About one week ago, a serious commercial espionage system was discovered in Israel. For years, several large-scale companies in Israel enjoyed inside information about their competitors using private investigators who were using a Trojan horse application that was planted on victims’ workstations. More details can be found in this Globes article.

Obviously, the topic made it to the national news primarily because it involved high-profile companies in Israel, companies that “everybody knows", and because it led to the arrest of several top executives. It’s the first time such a large scale espionage act is discovered in Israel, and this is new, but the rest is not.

The technology is everything but new. I have been aware of commercial-espionage Trojan horses for a decade, and I am sure they were there long before. The technology for implanting these trojans is not new either, and so isn’t the mechanism they are likely to have used to scan the accessible data and to pass it out. The novelty of this story is that it involved high profile companies, and that it was eventually discovered. There is no reason to believe that this is the first and only Trojan-horse based espionage act against and/or by large corporations. It’s the first time we get news coverage of such acts just because this is the first time that it is discovered.

I believe there are dozens of such stories out there in Israel alone, waiting to be told, but a few mistakes that were made by the Trojan-horse author have made this story the only one that was revealed and published.
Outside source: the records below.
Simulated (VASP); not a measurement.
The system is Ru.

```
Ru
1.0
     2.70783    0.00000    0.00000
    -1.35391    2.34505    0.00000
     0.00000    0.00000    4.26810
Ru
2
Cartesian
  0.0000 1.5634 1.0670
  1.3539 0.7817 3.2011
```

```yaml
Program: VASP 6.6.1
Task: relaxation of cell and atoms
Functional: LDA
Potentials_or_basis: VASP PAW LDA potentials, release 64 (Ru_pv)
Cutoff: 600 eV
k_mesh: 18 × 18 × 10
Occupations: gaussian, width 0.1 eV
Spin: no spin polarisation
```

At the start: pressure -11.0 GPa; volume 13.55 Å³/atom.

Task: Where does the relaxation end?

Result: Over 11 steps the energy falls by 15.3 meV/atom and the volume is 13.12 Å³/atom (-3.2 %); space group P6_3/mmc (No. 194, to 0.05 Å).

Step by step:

First, the issue would have never been exposed wasn’t some of the stolen data published on a web-site for all to see. Really, it doesn’t take Sherlock Holmes to figure out that data stolen by hidden methods should not be made available to the public in a way that will obviously attract unwanted attention. Wasn’t Jackont’s to-be-published book put on-line, no investigation would start and no one would look for any Trojan Horse anywhere. We may just believe that people who use malware for business espionage alone, without the “personal touch” in the shape of a desire to get at the ex-father-in-law, do not boast their findings on-line as if to trigger investigation.

Second, it seems as Haefrati, the author of the Trojan Horse, made one big mistake never to be made by malware authors: he programmed the Trojan-horse to send the stolen data to FTP servers that could be affiliated with himself. Most hackers use compromised (taken-over) computers on the net to store stolen information, such as credit-card numbers; computers that can never be linked to the hacker by visible legal means. In general, the moment one pays for the use of a server, the money draws a non-repudiated trail from the server to the legal entity of the user; a big no-no of hackers. I do not know if Haefrati paid for the use of the FTP server, but we do know that the path from him to server (and vice-versa!) was clear enough to be followed.

Third, it seems as no countermeasures were used to obfuscate the source and nature of the stolen documents. Espionage hackers are likely to be much more careful. Were simple and widely-used technologies such as asymmetric encryption and TOR’ing deployed, it would have been very hard to follow the path from the storage server back to all the victims and it would have been extremely hard to identify the material on the storage server as belonging to the victim and as being this and that data and not other.

These three mistakes are ones that are probably avoided by developers of espionage malware who employ enough manpower, time, and resources into the design of the Trojan-horse, and who have no personal involvement with any of their victims. That said, one may only wonder how many other espionage systems in similar scales were not discovered yet and may never be.